President Barack Obama speaks to a rally in The Oval at Ohio State University in Columbus, Ohio. (Larry Downin …
"Governor Romney said it was tragic to end the war in Iraq. I disagree. I think bringing our troops home to their families was the right thing to do," Obama told some 15,000 cheering supporters on the campus of Ohio State University.
"If he'd gotten his way, those troops would still be there. In a speech yesterday, he doubled down on that belief, he said ending that war was a mistake. After nine years of war, more than $1 trillion in spending, extraordinary sacrifices by our men and women and their families, he said we should still have troops on the ground in Iraq," Obama said.
"Well, you can't turn the page on the failed policies of the past if you're promising to repeat them. We cannot afford to go back to a foreign policy that gets us into wars with no plan to end them. We're moving forward, not going back," the president said.
In fact, the Obama administration held extensive talks with Iraq's government in an attempt to leave a contingent of combat forces there. Those negotiations failed, in part, because Baghdad refused to grant American troops and other personnel legal immunity from prosecution in Iraqi courts. The United States has not quite 300 troops on the ground today to help train Iraqi security forces.

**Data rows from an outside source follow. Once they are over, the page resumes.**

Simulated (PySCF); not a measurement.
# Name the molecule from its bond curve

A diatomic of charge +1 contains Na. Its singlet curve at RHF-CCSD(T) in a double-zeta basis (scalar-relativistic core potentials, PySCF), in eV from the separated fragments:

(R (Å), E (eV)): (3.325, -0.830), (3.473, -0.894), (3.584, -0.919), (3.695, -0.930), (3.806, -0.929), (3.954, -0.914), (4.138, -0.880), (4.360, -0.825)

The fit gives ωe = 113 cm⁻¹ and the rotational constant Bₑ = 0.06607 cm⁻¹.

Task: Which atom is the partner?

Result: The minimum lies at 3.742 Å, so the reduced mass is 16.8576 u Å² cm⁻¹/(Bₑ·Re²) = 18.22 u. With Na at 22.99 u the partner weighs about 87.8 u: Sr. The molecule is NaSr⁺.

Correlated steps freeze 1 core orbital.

In November 2011, the former Massachusetts governor branded the Democrat's timetable as "precipitous" and "tragic" and warned that "it puts at risk many of the victories that were hard won by the men and women who served there." Those warnings were commonplace among Republican critics of Obama's approach.
Romney made that point again in a major speech on foreign policy at the Virginia Military Institute on Monday.
"In Iraq the costly gains made by our troops are being eroded by rising violence, a resurgent al-Qaida, the weakening of democracy in Baghdad and the rising influence of Iran. And yet America's ability to influence events for the better in Iraq has been undermined by the abrupt withdrawal of our entire troop presence," he said.
In fact, the departure date was first set by former President George W. Bush in a status-of-forces agreement he signed in late 2008. That accord specified that American forces would have to leave by the end of 2011.
Wave after deadly wave of violence in Iraq, however, has underlined how the withdrawal of American forces does not mean the end of a war—merely the end of the American involvement in it.
Pressed on this point by Yahoo News at a briefing last week, White House spokesman Jay Carney said that "the president promised to responsibly end our war in Iraq, the United States military operation in Iraq. He did that and our troops came home." (Note: "our war.")
"We maintain an incredibly important and robust relationship with Iraq and the Iraqi government and Iraqi leaders," Carney said. "And we work with them all the time on both matters of mutual concern, regional issues, diplomatic issues, matters of economic growth and development, as well as matters where we can be of assistance on political reconciliation."
"It is absolutely the case that there is still violence in Iraq. It is also the case that throughout the last several years since President Obama has been in office, at key moments when Iraq's leaders have had to make choices about the future they want to pursue in Iraq and that they want for the Iraqi people, they have chosen politics over violence," Carney said.
"And that is certainly the direction that we encourage them to take in our efforts, diplomatic efforts, with the Iraqi government and other Iraqi leaders. And we'll continue to do that," the spokesman said.
Obama has repeatedly used Romney's opposition of the Iraq withdrawal as a political weapon. The war that began in March 2003 grew more and more unpopular over the years, with larger numbers of Americans saying it was not worth fighting. Obama has been arguing that Romney would take the country back to the foreign policy of Bush's first term.